Teen in sex abuse trial testifies against drug counselor


DOVER — Speaking in a monotone voice while showing little or no outward emotion for several hours, an alleged juvenile victim of sexual abuse by a drug and alcohol counselor testified to his recollections of an affair in 2015 on Wednesday.

Rebecca Q. Winters, left, exits Kent County Courthouse with her mother Alberta Crowley late Wednesday afternoon. (Delaware State News/Craig Anderson)

Rebecca Q. Winters, left, exits Kent County Courthouse with her mother Alberta Crowley late Wednesday afternoon. (Delaware State News/Craig Anderson)

The juvenile, now 17, fielded questions from prosecution and defense from approximately 9 a.m. to 4:10 p.m., with morning and lunch breaks. The jury trial is scheduled to resume today and Friday at 1 p.m. before 13 jurors (eight women, five men) and Kent County Superior Court Judge Jeffrey Clark.

Rebecca Q. Winters (also known as Adams) is facing multiple counts of sexual abuse of a child by a person of trust and providing alcohol to a minor following allegations while employed at now-closed Crossroads of Delaware last year.

According to the youth from the stand, alleged sexual encounters with Ms. Winters, 30 when charged by Dover Police, took place at her Dover residence, Crossroads workplace in Milford, parking lots at Dover Mall, Cheswold and Camden Wal-mart stores, and Redner’s Market in Camden. The minor estimated that at least 10 sexual liaisons allegedly occurred from sometime in April through June in 2015.

At some points, according to the minor, he allegedly smoked marijuana and drank alcohol with Ms. Winters before and after daytime sessions at Crossroads, taking trips to Rehoboth Beach, eating out at TGI Fridays, Cracker Barrel and Applebees and the movies among other getaways described in court as an “Intensive Outpatient Program.”

Under questioning from defense attorney John Malik, the boy admitted to inconsistencies in past interviews compared to his Wednesday testimony, especially with dates and times of alleged events.

Interviews questioned

While the defense was especially focused on conflicting statements made during an interview at the Child Advocate Center in August 2015, the youth described himself to Deputy Attorney General Kathy Dickerson as “anxious and wound up” while it was “the first time doing anything like that” and “I wasn’t in the right mindset.”
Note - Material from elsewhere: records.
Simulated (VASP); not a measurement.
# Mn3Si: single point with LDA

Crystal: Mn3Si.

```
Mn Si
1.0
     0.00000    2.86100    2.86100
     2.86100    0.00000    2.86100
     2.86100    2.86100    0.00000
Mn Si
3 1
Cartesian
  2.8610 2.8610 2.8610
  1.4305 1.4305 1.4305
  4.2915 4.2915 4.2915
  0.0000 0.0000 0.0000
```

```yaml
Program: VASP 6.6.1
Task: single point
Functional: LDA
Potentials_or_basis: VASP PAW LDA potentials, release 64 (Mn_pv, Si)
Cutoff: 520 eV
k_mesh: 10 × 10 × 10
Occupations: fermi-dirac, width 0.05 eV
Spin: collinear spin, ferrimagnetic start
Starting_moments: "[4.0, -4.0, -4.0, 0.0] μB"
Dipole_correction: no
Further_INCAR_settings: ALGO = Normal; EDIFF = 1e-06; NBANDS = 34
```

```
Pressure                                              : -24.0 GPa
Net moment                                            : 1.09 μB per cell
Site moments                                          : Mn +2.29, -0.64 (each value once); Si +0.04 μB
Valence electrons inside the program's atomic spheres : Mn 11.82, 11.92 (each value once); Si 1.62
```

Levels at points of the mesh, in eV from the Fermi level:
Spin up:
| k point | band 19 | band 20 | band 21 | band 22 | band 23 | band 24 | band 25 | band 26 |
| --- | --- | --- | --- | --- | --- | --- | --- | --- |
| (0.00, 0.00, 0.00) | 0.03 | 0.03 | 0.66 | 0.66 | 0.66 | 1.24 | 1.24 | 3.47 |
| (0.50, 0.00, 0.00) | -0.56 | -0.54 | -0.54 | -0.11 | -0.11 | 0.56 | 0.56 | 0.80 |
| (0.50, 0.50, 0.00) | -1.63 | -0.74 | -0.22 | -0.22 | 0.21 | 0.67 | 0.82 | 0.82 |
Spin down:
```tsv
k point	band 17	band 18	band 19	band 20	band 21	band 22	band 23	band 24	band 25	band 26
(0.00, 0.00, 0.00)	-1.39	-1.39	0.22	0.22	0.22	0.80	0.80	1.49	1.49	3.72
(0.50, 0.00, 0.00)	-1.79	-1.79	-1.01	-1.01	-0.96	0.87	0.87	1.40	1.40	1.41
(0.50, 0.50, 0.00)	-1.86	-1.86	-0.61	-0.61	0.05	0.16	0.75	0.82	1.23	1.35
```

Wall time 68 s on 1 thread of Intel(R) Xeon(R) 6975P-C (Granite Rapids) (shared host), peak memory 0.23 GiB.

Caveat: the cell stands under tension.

The youth testified in the morning to allegedly removing the woman’s pants during a supposed encounter, and later described her as wearing a dress. There was also apparent indecision about the time of day of the first alleged encounter, which the youth testified occurred during the afternoon because he remembered admiring her dress.

Regarding a trip to the beach, the boy told the CAC a bottle of liquor was already in his counselor’s car when he entered, but he testified to watching her enter a liquor store on Wednesday after giving her money for the alleged purchase.

The youth testified that no sexual encounter occurred while twice at the beach, though he told the CAC they had relations at Crossroads after returning from the beach.

The youth said that he was not told what to say in court, but had spoken with police and the AG’s office after his interview with the CAC. He said he had left out details during the CAC interview, but didn’t know why.

The boy told his mother of the alleged relationship to “have someone on my side” and testified that the sexual relationship ended “because we got caught.” He answered “Oh yes” when asked if his mother had been supportive in the past.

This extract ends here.